Tokens (PSPP)

Next: Forming commands of tokens, Up: The PSPP language [Contents][Index]

6.1 Tokens

PSPP divides most syntax file lines into series of short chunks called tokens. Tokens are then grouped to form commands, each of which tells PSPP to take some action—read in data, write out data, perform a statistical procedure, etc. Each type of token is described below.

Identifiers

Identifiers are names that typically specify variables, commands, or subcommands. The first character in an identifier must be a letter, ‘#’, or ‘@’. The remaining characters in the identifier must be letters, digits, or one of the following special characters:

. _ $ # @

Identifiers may be any length, but only the first 64 bytes are significant. Identifiers are not case-sensitive: foobar, Foobar, FooBar, FOOBAR, and FoObaR are different representations of the same identifier.

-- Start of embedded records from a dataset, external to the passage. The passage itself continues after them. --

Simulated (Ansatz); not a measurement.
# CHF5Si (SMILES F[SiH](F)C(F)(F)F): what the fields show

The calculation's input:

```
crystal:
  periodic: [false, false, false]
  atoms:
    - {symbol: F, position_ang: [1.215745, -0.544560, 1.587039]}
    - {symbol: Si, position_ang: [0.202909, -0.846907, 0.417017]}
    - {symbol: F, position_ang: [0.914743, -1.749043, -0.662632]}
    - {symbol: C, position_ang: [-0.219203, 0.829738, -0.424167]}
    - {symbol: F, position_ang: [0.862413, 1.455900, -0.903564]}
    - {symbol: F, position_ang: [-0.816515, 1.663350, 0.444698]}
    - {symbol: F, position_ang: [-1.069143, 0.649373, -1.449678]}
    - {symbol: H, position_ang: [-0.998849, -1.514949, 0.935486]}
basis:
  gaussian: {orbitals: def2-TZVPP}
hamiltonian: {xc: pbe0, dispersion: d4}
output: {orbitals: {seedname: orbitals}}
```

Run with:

Some identifiers are reserved. Reserved identifiers may not be used in any context besides those explicitly described in this manual. The reserved identifiers are:

ALL AND BY EQ GE GT LE LT NE NOT OR TO WITH

Keywords

Keywords are a subclass of identifiers that form a fixed part of command syntax. For example, command and subcommand names are keywords. Keywords may be abbreviated to their first 3 characters if this abbreviation is unambiguous. (Unique abbreviations of 3 or more characters are also accepted: ‘FRE’, ‘FREQ’, and ‘FREQUENCIES’ are equivalent when the last is a keyword.)

Reserved identifiers are always used as keywords. Other identifiers may be used both as keywords and as user-defined identifiers, such as variable names.

Numbers ¶

Numbers are expressed in decimal. A decimal point is optional. Numbers may be expressed in scientific notation by adding ‘e’ and a base-10 exponent, so that ‘1.234e3’ has the value 1234. Here are some more examples of valid numbers:

-5  3.14159265359  1e100  -.707  8945.

Negative numbers are expressed with a ‘-’ prefix. However, in situations where a literal ‘-’ token is expected, what appears to be a negative number is treated as ‘-’ followed by a positive number.

No white space is allowed within a number token, except for horizontal white space between ‘-’ and the rest of the number.

The last example above, ‘8945.’ is interpreted as two tokens, ‘8945’ and ‘.’, if it is the last token on a line. See Forming commands of tokens.

Strings ¶

Strings are literal sequences of characters enclosed in pairs of single quotes (‘'’) or double quotes (‘"’). To include the character used for quoting in the string, double it, e.g. ‘'it''s an apostrophe'’. White space and case of letters are significant inside strings.

Strings can be concatenated using ‘+’, so that ‘"a" + 'b' + 'c'’ is equivalent to ‘'abc'’. So that a long string may be broken across lines, a line break may precede or follow, or both precede and follow, the ‘+’. (However, an entirely blank line preceding or following the ‘+’ is interpreted as ending the current command.)

Strings may also be expressed as hexadecimal character values by prefixing the initial quote character by ‘x’ or ‘X’. Regardless of the syntax file or active dataset’s encoding, the hexadecimal digits in the string are interpreted as Unicode characters in UTF-8 encoding.

Individual Unicode code points may also be expressed by specifying the hexadecimal code point number in single or double quotes preceded by ‘u’ or ‘U’. For example, Unicode code point U+1D11E, the musical G clef character, could be expressed as U'1D11E'. Invalid Unicode code points (above U+10FFFF or in between U+D800 and U+DFFF) are not allowed.

When strings are concatenated with ‘+’, each segment’s prefix is considered individually. For example, 'The G clef symbol is:' + u"1d11e" + "." inserts a G clef symbol in the middle of an otherwise plain text string.

Punctuators and Operators ¶

These tokens are the punctuators and operators:

, / = ( ) + - * / ** < <= <> > >= ~= & | .

Most of these appear within the syntax of commands, but the period (‘.’) punctuator is used only at the end of a command. It is a punctuator only as the last character on a line (except white space). When it is the last non-space character on a line, a period is not treated as part of another token, even if it would otherwise be part of, e.g., an identifier or a floating-point number.